The mother of all disasters

Photo courtesy of Wikipedia Commons

Photo courtesy of Wikipedia Commons

There is a dreaded phrase in Hollywood. One that strikes fear in the hearts of movie lovers and studio heads alike, united in their fear of these two little words: passion project.

“Passion project” is code for an unsellable, unwatchable director’s fantasy film, and they have a reputation for bankrupting directors and movie studios alike. In the very bottom of this deep cesspool of terrible passion projects manufactured by directors with too little talent and too much money, is where recently released “Mother!” lies.

“Mother!” is the fever dream of famed director Darren Aronovsky (best known for Black Swan and Requiem for a Dream), starring famed Jennifer Lawrence (best known for every movie she’s ever released) in a surprising casting decision, as the titular role of Mother.
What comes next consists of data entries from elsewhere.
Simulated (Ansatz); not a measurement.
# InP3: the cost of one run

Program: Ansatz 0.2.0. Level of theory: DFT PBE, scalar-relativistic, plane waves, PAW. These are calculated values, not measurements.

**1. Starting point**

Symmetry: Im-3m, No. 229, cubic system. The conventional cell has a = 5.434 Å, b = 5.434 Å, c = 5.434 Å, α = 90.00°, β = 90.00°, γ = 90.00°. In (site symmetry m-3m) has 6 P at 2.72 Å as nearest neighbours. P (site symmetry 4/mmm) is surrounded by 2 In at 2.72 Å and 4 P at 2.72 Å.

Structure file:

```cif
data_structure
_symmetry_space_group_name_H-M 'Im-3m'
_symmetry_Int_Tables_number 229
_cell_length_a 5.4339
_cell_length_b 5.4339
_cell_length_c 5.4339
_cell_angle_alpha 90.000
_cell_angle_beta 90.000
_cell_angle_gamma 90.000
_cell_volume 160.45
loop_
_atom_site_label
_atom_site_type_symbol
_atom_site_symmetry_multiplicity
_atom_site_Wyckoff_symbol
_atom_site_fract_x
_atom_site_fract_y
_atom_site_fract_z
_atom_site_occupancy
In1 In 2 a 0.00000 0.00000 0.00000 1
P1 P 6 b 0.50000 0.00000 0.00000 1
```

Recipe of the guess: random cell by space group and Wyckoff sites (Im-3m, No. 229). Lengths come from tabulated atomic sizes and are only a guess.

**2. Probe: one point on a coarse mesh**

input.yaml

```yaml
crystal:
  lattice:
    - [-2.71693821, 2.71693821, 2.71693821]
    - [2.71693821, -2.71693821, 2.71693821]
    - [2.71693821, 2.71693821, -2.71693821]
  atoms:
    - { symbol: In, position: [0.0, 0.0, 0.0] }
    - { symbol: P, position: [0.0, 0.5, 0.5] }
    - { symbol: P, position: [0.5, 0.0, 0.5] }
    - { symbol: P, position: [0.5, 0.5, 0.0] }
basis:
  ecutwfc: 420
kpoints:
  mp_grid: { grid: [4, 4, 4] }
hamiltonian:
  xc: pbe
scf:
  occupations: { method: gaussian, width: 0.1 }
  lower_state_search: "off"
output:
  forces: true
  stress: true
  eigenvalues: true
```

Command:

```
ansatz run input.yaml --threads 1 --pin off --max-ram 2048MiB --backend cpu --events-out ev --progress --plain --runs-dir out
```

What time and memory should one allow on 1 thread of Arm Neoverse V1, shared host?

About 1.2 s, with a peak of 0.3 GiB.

The plot, at its simplest level, follows the story of Mother, as she attempts to build a life for herself and her husband, “Him” or “the poet” (played by Javier Bardem), in their beautifully restored home.

At the beginning, this movie admittedly had a lot of potential. The idyllic introduction shots of their warm home and the great performances of Lawrence and Bardem truly pull the viewer into their peaceful life, making it all the more intriguing as the flaws beneath the seemingly perfect surface are slowly revealed.

In particular, the relationship between Bardem and Lawrence is especially believable, as they perfectly portray their parts of the disinterested but kindly older husband and the young, eager to please, wife.

It is with the introduction of the characters of the Man and the Woman that the first tiny cracks in their relationship become massive fault lines, as Mother desperately tries to maintain order in the wake of these new residents’ arrival.

It is Michelle Pfeiffer’s brilliant portrayal of the acerbic, at times borderline psychotic, Woman, that stands out as the most memorable performance of the movie. Unfortunately, the hard work of all of these renowned actors is not enough to redeem “Mother!,” which begins its rapid descent into madness with all the grace of a chicken with its head cut off.

The subtle, dreamlike, symbolic moments from early on in the film morph into heavy-handed allegories. I love demented biblical references as much as the next Catholic girl, but there is a point where it has to end.

The two sons of the Man (Adam) and the Woman (Eve) show up and the oldest kills the youngest (referencing Cain and Abel). The funeral attendees destroy Mother’s perfect home and are

eventually forced out. Mother gets pregnant in the wake of this disaster, and life is again peaceful but only to have the incident repeat itself on a much larger, more violent scale.

Trying to find reasons for people’s behavior in this movie is hopeless, you are forced to accept that in Aronovsky’s world, everyone is a closet psychopath. A quiet dinner at home becomes a nightmare as a cult of personality forms around “the poet”, and Mother is unable to escape the house as crazed fans riot, destroying, raping, killing and pillaging.

By the way, the transformation from regular night to cult headquarters plays out in less than 20 minutes, leaving the audience disoriented and really unable to take such random violence seriously, especially since the same thing happened 30 minutes ago, just in a less dramatic way.

People are shot as they lay on the floor with bags over their heads, masked gunman following orders from Kristen Wiig, one of the best-known cast members from “Saturday Night Live.”

Yup, the woman most famous for playing goofy sketch comedy routines like “Target Girl” on SNL, calls for mercenaries to shoot Jennifer Lawrence in the head (in yet another strange biblical reference, as Wiig’s character is named Herald).

There is a point when the excessive violence becomes so redundant that it is actually amusing, a comic relief to the metaphor and symbolism addled brain. Just when you thought it couldn’t get any worse (or better?), Mother gives birth, only to have her newborn torn to pieces and eaten by a mob of cultists!

She has a psychotic break (epitomizing my own mental state after two hours of sitting through this movie), the house burns down and “the poet” may be God?

When it is all an endless cycle and there are no real answers, “Mother!” Is only truly over when the audience has torn all of their hair out in frantic distress.

The purpose of this review is not to bash “Mother!” too hard though. It does have its audience. If you’re a self-proclaimed film enthusiast, who likes to watch movies in order to pat themselves on the back for “deciphering the hidden meaning”, and really “understanding” the directors vision in some way mainstream audiences just can’t, buy a ticket. You will love it.

For everybody else, don’t go see this movie. It will cost you two unrecoverable hours of your life, 15$ for a ticket, 40$ for popcorn, and an incalculable amount for mental anguish.